Wednesday,
December 3, 2014
Shield of Invisibility Mysteriously Cloaked Around Planet Earth
Team led by the University of Colorado Boulder has discovered an
invisible shield some 7,200 miles above Earth that blocks so-called
"killer electrons," which whip around the planet at near-light speed
and have been known to threaten astronauts, fry satellites and degrade space
systems during intense solar storms.

The barrier to the particle motion was discovered in the Van Allen
radiation belts, two doughnut-shaped rings above Earth that are filled with
high-energy electrons and protons, said Distinguished Professor Daniel Baker,
director of CU-Boulder's Laboratory for Atmospheric and Space Physics (LASP).

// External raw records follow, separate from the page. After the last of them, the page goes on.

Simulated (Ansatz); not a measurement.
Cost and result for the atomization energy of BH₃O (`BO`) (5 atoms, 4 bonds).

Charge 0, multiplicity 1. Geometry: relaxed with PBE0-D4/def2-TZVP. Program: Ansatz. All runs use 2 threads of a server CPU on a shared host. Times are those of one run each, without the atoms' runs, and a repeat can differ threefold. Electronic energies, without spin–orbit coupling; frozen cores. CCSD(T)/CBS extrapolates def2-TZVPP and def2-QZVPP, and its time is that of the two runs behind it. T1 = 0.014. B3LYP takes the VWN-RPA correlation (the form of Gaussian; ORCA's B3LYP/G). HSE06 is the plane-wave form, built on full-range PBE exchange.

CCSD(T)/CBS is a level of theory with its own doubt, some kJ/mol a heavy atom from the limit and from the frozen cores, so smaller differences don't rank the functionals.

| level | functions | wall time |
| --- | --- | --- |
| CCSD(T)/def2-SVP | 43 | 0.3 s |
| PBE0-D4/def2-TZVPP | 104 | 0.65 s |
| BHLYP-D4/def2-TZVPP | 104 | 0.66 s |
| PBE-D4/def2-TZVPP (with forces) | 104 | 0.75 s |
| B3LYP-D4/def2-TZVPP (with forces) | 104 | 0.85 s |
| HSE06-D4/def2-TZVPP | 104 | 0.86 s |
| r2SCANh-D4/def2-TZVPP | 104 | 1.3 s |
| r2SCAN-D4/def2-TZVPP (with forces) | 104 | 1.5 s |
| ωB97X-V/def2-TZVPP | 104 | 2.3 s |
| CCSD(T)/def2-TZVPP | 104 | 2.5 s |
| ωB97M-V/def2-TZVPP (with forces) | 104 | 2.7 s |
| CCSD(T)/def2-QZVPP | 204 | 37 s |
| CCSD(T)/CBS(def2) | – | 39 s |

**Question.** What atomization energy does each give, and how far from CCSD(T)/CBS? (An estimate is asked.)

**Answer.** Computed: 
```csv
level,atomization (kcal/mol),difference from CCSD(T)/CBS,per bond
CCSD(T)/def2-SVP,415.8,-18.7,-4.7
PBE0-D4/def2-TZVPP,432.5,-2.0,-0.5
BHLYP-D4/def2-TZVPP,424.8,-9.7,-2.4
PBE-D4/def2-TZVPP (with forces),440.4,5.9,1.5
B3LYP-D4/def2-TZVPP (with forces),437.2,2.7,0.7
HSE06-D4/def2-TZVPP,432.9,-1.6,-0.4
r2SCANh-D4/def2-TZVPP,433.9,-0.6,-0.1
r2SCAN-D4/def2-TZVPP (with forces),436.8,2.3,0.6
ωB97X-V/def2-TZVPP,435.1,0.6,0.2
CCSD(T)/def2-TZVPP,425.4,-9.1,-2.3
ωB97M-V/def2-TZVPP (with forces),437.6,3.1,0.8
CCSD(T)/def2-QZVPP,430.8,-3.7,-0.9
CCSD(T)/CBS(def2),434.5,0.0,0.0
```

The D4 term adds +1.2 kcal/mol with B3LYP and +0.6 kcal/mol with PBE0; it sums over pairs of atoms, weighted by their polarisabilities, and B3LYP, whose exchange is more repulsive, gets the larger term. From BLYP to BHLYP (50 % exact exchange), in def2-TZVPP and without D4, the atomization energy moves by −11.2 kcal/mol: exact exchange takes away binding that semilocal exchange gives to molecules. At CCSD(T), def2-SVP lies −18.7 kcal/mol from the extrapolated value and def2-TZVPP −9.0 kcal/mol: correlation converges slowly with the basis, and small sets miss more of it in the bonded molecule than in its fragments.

Held in place by Earth's magnetic field, the Van Allen radiation belts
periodically swell and shrink in response to incoming energy disturbances from
the sun.
As the first significant discovery of the space age, the Van Allen
radiation belts were detected in 1958 by Professor James Van Allen and his team
at the University of Iowa and were found to be composed of an inner and outer
belt extending up to 25,000 miles above Earth's surface. In 2013, Baker -- who
received his doctorate under Van Allen -- led a team that used the twin Van
Allen Probes launched by NASA in 2012 to discover a third, transient
"storage ring" between the inner and outer Van Allen radiation belts
that seems to come and go with the intensity of space weather.
The latest mystery revolves around an "extremely sharp"
boundary at the inner edge of the outer belt at roughly 7,200 miles in altitude
that appears to block the ultrafast electrons from breeching the shield and
moving deeper towards Earth's atmosphere.
"It's almost like theses electrons are running into a glass
wall in space," said Baker, the study's lead author. "Somewhat like
the shields created by force fields on Star Trek that were used to repel alien
weapons, we are seeing an invisible shield blocking these electrons. It's an
extremely puzzling phenomenon."
A paper on the subject was published in the Nov. 27 issue of Nature.
The team originally thought the highly charged electrons, which
are looping around Earth at more than 100,000 miles per second, would slowly
drift downward into the upper atmosphere and gradually be wiped out by
interactions with air molecules. But the impenetrable barrier seen by the twin
Van Allen belt spacecraft stops the electrons before they get that far, said Baker.
The group looked at a number of scenarios that could create and
maintain such a barrier. The team wondered if it might have to do with Earth's
magnetic field lines, which trap and control protons and electrons, bouncing
them between Earth's poles like beads on a string. The also looked at whether
radio signals from human transmitters on Earth could be scattering the charged
electrons at the barrier, preventing their downward motion. Neither explanation
held scientific water, Baker said.
"Nature abhors strong gradients and generally finds ways to
smooth them out, so we would expect some of the relativistic electrons to move
inward and some outward," said Baker. "It's not obvious how the slow,
gradual processes that should be involved in motion of these particles can
conspire to create such a sharp, persistent boundary at this location in
space."
Another scenario is that the giant cloud of cold, electrically
charged gas called the plasmasphere, which begins about 600 miles above Earth
and stretches thousands of miles into the outer Van Allen belt, is scattering
the electrons at the boundary with low frequency, electromagnetic waves that
create a plasmapheric "hiss," said Baker. The hiss sounds like white
noise when played over a speaker, he said.
While Baker said plasmaspheric hiss may play a role in the
puzzling space barrier, he believes there is more to the story. "I think
the key here is to keep observing the region in exquisite detail, which we can
do because of the powerful instruments on the Van Allen probes. If the sun
really blasts Earth's magnetosphere with a coronal mass ejection (CME), I
suspect it will breach the shield for a period of time," said Baker, also
a faculty member in the astrophysical and planetary sciences department.
"It's like looking at the phenomenon with new eyes, with a
new set of instrumentation, which give us the detail to say, 'Yes, there is
this hard, fast boundary,'" said John Foster, associate director of MIT's
Haystack Observatory and a study co-author.